Many experienced crypto traders and innovators are distrustful of government attention, believing it restrains the innovation and democratic ideals of decentralized blockchain technology. Others welcome more regulation, arguing that government oversight could weed out bad actors and render the industry more reliable for investors and consumers, contributing to its long-term growth.

Congress’s April questioning of Facebook founder Mark Zuckerburg due to the Cambridge Analytica scandal drew fire because many Congressmen seemed to lack a basic understanding of how the platform worked, an alarming revelation for many constituents given Facebook’s vast economic and societal power. Luckily, recent blockchain discussions in the Senate and House have been lower-profile and thus more oriented around education and information than grandstanding. They’ve also provided hope for both sides of the debate over blockchain regulation. The House has held two recent hearings on blockchain–one in March covered ICOs, while another one in May gathered informational testimony on possible blockchain applications–and the Senate held a hearing in February to discuss upsides and downsides of government regulation.

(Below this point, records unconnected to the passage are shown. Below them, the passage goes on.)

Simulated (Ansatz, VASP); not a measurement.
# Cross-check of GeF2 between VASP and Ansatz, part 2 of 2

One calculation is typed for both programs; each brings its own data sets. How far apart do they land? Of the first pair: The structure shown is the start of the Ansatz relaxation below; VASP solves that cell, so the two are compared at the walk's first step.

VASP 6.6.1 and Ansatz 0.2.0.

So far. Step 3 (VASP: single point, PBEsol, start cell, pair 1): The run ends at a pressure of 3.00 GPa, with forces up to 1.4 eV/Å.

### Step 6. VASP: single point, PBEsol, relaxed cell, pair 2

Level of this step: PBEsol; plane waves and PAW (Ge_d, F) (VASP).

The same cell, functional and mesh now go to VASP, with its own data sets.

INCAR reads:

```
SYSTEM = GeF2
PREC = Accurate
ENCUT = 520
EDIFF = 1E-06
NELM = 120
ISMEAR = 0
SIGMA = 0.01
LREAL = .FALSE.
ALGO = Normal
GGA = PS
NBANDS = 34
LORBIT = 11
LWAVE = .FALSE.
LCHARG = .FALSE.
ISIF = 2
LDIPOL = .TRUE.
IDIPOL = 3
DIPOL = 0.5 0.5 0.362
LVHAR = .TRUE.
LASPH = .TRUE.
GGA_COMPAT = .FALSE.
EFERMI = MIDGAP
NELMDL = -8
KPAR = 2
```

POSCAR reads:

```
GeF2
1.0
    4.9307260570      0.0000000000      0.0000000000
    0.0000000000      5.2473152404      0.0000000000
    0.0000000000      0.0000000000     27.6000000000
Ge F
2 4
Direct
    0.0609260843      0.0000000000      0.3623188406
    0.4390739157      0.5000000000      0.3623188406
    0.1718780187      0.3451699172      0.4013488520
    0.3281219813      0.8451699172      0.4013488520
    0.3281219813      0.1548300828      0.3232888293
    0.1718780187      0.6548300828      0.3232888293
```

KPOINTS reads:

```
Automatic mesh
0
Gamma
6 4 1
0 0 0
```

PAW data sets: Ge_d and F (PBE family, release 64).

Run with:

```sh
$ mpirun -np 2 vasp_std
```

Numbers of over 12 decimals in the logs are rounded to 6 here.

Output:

Unlocking New Capabilities

Congress’s March Joint Economic Report devoted an entire chapter to blockchain. The annual report summarizes major economic forces and provides analysis and recommendations, and it made several mentions of blockchain’s potential to protect citizens and further U.S. interests. The report stated that blockchain technology could “revolutionize the world’s digital landscape and economy” and serve as “a potential tool for securing America’s digital infrastructure.”

Testimony and questions before House and Senate committees have introduced similar optimistic notes. Douglas Maughan, cybersecurity division director for the Department of Homeland Security’s Science and Technology Directorate, testified in early May that his unit is actively developing blockchain applications for supply chain management and improving higher security standards at U.S. customs and borders.

On blockchain’s potential, he stated “I think the applications are almost limitless,” drawing much praise from the crypto world. Spokespeople from private companies such as UPS followed and testified to blockchain’s potential to improve supply chain management and stamp out counterfeit or smuggled goods. Representative Tom Emmer, a member of the Congressional Blockchain Caucus, promoted blockchain’s democratic qualities during a March House hearing, praising its ability to democratize the process of raising capital.

Protecting Investors

Congress shows no signs of launching an apocalyptic cryptocurrency crackdown similar to China’s total country-wide ban anytime soon. But while their tone has been measured and cautious, several have expressed the desire to protect consumers and investors from exploitative or unstable crypto products. Some House members took oppositional stances during the March House hearing, with Rep. Brad Sherman calling cryptocurrency a “crock” and Rep. Bill Huizenga stating “This panel, this Congress is not going to sit by idly with a lack of protection for investors.”

Rep. Keith Ellison remarked that many of his constituents had asked whether they should get involved in cryptocurrency, drawing attention to the possible consequences of exploitative or unstable crypto products not just on accredited investors, but small retail investors.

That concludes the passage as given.